After that we headed to Hahei Beach about 15 minutes north for 3 hours of seakayaking at Cathedral Cove. www.seakayaktours.co.nz
There are 3 marine reserves in NZ and this one was called Whangnui A Hei after a Maori. Legend has it that he thought the island looked his nose, nostrils and all. And then if he climbed to the highest point in the area, whatever he could see from there would be his to claim and own
. Words can't really describe the kind of scenery we’re finding around every corner. I hope the photos do it justice. We kayaked with a group and paddled about 4 miles. We paddled out and around Motueka island. On the outside of it we were so close that between the waves coming in and the waves bouncing back off the island it was pretty severe going. Easily the roughest water I’ve been in. Swells probably around 6 ft. Karen was laughing the whole time. She did great. However, there is a reason they sponge out the inside of the kayak when we’re done. I told her I had never been in water that rough and she was surprised. This place was different than our Abel Tasman and Okarito paddling. This time we were on open water. We were on AT but we were close to shore more. Part way thru we stopped at Cathedral Cove beach. Our guides made us moccachinno’s right on the beach. Pretty cool. We walked around a bit as there are actually 2 beaches with an open ended cave joining them. Lot’s of people there that had to hike for 40 minutes to get to the beach. Spectacular scenery. Brilliant as the Kiwi’s would say. Along the way our guide gave us some history lessons about the Maori and European influences in this area.
We got off the water about 5 pm and made our way to Cook’s Beach where Captain Cook first landed and named the area Mercury Bay
. At the beach I realized we were almost out of gas. Ooops. And where would we find gas out at the end of this peninsula. So we drove a few miles to where there was a passenger ferry across the bay that we wanted to see. Yes, a petrol station…..and the diesel fuel truck was due at any time, but who knew when for sure. So we got back in the CV and headed back to Hahei Beach and found diesel there. Phew!

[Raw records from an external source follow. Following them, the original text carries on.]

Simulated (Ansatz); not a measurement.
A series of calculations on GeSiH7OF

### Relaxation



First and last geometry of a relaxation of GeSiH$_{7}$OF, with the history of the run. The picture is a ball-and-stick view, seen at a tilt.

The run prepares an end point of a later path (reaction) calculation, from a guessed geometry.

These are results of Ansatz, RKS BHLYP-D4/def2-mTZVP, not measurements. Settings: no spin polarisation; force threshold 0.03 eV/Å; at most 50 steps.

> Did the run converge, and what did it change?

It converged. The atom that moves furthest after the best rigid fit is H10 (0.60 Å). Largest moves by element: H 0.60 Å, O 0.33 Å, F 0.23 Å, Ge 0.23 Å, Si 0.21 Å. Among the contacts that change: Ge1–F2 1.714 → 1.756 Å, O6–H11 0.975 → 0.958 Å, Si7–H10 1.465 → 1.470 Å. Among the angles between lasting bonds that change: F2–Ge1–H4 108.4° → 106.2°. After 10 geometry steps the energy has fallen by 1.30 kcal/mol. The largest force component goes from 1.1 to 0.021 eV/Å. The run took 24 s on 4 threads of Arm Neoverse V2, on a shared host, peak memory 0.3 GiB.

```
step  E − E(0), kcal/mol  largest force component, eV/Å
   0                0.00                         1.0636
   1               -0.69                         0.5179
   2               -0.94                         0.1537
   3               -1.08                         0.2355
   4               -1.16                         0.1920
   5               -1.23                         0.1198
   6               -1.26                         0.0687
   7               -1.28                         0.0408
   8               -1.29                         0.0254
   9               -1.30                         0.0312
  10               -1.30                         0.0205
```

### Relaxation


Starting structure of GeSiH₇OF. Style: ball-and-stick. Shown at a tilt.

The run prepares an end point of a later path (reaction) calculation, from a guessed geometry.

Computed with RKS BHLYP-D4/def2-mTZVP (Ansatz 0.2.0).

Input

Then it was on to Coromandel Town. And guess what? 50 miles of up and down *#!*^#@! winding roads again. One of the worst. After going thru Whenuakite we stopped for dinner in Whitianga and then thru Whangapoua. Only 3 W towns today. We arrived late, around 8pm and were still able to get a campsite…our last one! Since tomorrow is our day to turn in the campervan, we started to reorganize for our next part of our adventure back in Australia.
This morning we walked about 15 minutes from our campground to Hot Water Beach. We needed to catch the tide at just the right time. I had to take care of some business at home first so Karen went without me and I caught up later. When I got to the beach I was on my cell phone, and who do I see first, but Dave & Sue from England. They pointed out where Karen was among the 200 people laying, standing, sitting, and generally people watching in this circus of a natural phenomena. What a scene!